21 Jul 2009

Chasing the storm at Ardvreck Castle

Sometimes in Scotland, you have to run to catch the sky. Even in the summer the clouds can sweep up over the horizon and cover the landscape in minutes. For photographers, every shift can be a missed opportunity.

Oh the agony, waiting for the clutch of visitors to move away from the castle so I could get a clear shot with the bulging clouds behind it. The road that now winds behind old Calda house, a roofless ruin of what had once been a 14-room manor, looks sturdy and reassuring as the wind picks up and the darkness soars over the surface of Loch Assynt. Without the road, the possibility of escape would seem to evaporate.
There is time yet to get to the other side, to catch the violence and the beauty of the storm’s black veil, and the rainbow that grows from two mounds of green on either side of the castle. The single stony spike seems to point accusingly at the belly of the rainbow, like a warning not to trust something simply because it looks inviting.
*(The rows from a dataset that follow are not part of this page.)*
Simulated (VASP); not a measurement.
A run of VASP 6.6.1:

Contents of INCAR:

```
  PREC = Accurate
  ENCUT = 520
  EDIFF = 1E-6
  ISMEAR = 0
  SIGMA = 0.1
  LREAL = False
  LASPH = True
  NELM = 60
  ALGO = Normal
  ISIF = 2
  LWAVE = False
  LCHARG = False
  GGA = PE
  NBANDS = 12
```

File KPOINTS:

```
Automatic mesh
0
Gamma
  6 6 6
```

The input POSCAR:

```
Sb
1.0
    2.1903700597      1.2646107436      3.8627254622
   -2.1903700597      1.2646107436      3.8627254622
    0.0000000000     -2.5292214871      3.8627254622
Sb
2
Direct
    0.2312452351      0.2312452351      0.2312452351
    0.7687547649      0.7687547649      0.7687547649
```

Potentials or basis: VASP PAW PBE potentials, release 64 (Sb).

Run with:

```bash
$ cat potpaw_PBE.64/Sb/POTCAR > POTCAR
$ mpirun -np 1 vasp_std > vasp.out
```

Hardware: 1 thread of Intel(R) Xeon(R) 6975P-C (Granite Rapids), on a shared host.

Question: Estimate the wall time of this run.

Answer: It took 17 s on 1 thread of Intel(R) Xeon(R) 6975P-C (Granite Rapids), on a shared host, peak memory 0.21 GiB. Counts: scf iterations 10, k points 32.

You see, James Graham, the 1st Marqess of Montrose, knocked on the door of this castle on 25 April, 1650. Charles I was already dead, but James had continued the fight for the royalist cause and had lost his most recent battle. Her husband away, Christine Macleod, wife of Neil Macleod of Assynt, opened the doors of Ardvreck Castle to the desperate James.

I wonder if she smiled as she led him to the dungeon. I wonder what she told him to make him think he was going somewhere safe. And I wonder what went through his mind the moment he realized he had been tricked. She locked him in there and sent for troops, who flung him off to Edinburgh. Less than a month later, he was executed.


Transfixed by the sight of the rainbow against the storm, I stay until the drops begin to pelt me and the wind pushes into my ears like fork tongs trying to scramble my brains. I thrust my camera back into my bag and run for the car, so grateful for the road that will see us away to safety.